Irish Church Schools: Have they Failed?

Nov 8, 2017 | 3 comments

 

 

 

 

 

 

 

 

 

 

Would the Celtic Tiger madness have overrun this country with such a devastating effect if our church-run schools were successful in instilling Christian values in our population?

“Would developers have been as reckless had church-run schools been effective? Would bankers have driven the economy over a cliff? Whatever happened that laudable “Protestant probity” once associated with Irish banks?”

These and other questions are asked in an opinion piece by Patsy McGarry, religious affairs correspondent of the Irish Times, on November 15th, 2017. (Rite and Reason: church-run schools have failed at a deeper level)

We in ACI are also asking questions of our Catholic school system, especially with regard to the failure of the Irish bishops to publish research on the growing problem of the visible abandonment of religious practice by younger generations.  (See ‘Ongoing / Faith Formation’ above.)

However, is it fair to fault schools for failing to ‘teach morality’, when always the external society into which school children emerge will provide role models that exert a most powerful influence?

Does not the problem lie rather in a failure of pastoral insight into what is so commonly dismissed as ‘greed and corruption’, and a failure to engage adults with the task of ongoing faith development in a rapidly changing society?

Multiple witnesses already testify to the fact that young people are finding Mass ‘irrelevant and boring’.  This suggests a critical failure at the level of priestly formation in the psychology of ‘social climbing’ and its connection with what the Gospel calls ‘worldliness’.  The preaching of the church is too often completely disconnected from the psychology of a ‘country on the make’ – and, half-a-century after Vatican II, most of our priests shy away from the task of engaging their people in discussion of all that.

No teaching takes place without vigorous adult dialogue – and this is the crucial missing key to changing and developing the minds of Ireland’s school leavers.  When they see their parents completely disengaged from the intellectual life of the church, what models can they follow for vigorous participation?
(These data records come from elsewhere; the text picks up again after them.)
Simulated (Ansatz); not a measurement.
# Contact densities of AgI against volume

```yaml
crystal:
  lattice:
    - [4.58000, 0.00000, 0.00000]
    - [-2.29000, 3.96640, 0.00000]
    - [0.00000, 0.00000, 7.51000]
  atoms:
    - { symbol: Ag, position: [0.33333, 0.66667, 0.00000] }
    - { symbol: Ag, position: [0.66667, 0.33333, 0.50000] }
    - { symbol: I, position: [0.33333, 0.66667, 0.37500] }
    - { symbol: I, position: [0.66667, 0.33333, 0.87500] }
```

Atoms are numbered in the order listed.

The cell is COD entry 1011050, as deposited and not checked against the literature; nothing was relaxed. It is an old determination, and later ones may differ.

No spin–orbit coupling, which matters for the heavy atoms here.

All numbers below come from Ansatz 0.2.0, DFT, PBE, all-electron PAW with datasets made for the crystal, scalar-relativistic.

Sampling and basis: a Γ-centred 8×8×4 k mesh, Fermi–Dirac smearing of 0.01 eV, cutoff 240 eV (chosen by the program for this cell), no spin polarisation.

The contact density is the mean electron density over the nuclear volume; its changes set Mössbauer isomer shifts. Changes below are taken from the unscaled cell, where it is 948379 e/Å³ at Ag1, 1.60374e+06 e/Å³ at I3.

To re-engage everyone our clergy need to develop a passionate commitment to the principles of Catholic social teaching – especially the principle of social solidarity.  Tax avoidance and the seeking of an exclusive jet-setting lifestyle are root sources of homelessness, for example – and that needs to be preached vigorously in our churches.  Why should young people turn up in church if clergy turn the social Gospel into a bland and disconnected comfort zone for everybody?

Click here to read Patsy McGarry’s complete article in the Irish Times.

(Sean O’Conaill, 8th Nov., 2017)

3 Comments

  1. Pascal O'Dea

    A comfort zone for everyone is an apt description of how many of us seek weekend refuge in Church , but as you point out Sean in the abscence of adult dialogue and the development of familiarity with catholic social teaching on worldliness we are not inspiring our questioning young people

    Reply
  2. Anthony Neville

    Pascal, I envy you if you can find a comfort zone or weekend refuge in Church. I fail to find either due to the quality or, at times, lack of a homily.

    As Sean says this is a contributing factor to the loss of our young people at Mass.

    Sean also refers to the failure to engage adults in the task of faith development. It is more basic than that, the bishops have failed to provide adult faith development to equip them to participate in ongoing development. Diarmuid Martin has said himself that you cannot pass on what you do not have.

    Reply
  3. Noel

    Regrettably I think we are speaking about a ‘horse that has bolted’. Are the young school-children & teenagers of to-day not the ‘off-spring’ of the first generation of Irish parents who have abandoned [in droves]the practice of the faith, in particular regular mass attendance?
    It is very hard to blame these people who have decided to walk away from the Institutional Church and have opted not to bring their children up in the practice of the faith. In many instances they are far more discerning and less deferential than previous generations. Their experience of the church is a very poor one characterised by clericalism, scandals and hypocrisy but little in the way of real Christianity and no investment in on-going faith development. No wonder they have opted not to expose their children to the same church experience other than when seeking the convenience of a place in the local primary school.
    The reasons behind the loss of these generations are obvious. Unfortunately a strategy to halt or reverse this trend is far less obvious. The will and determination required to devise and implement such a strategy are even less evident among our church leaders.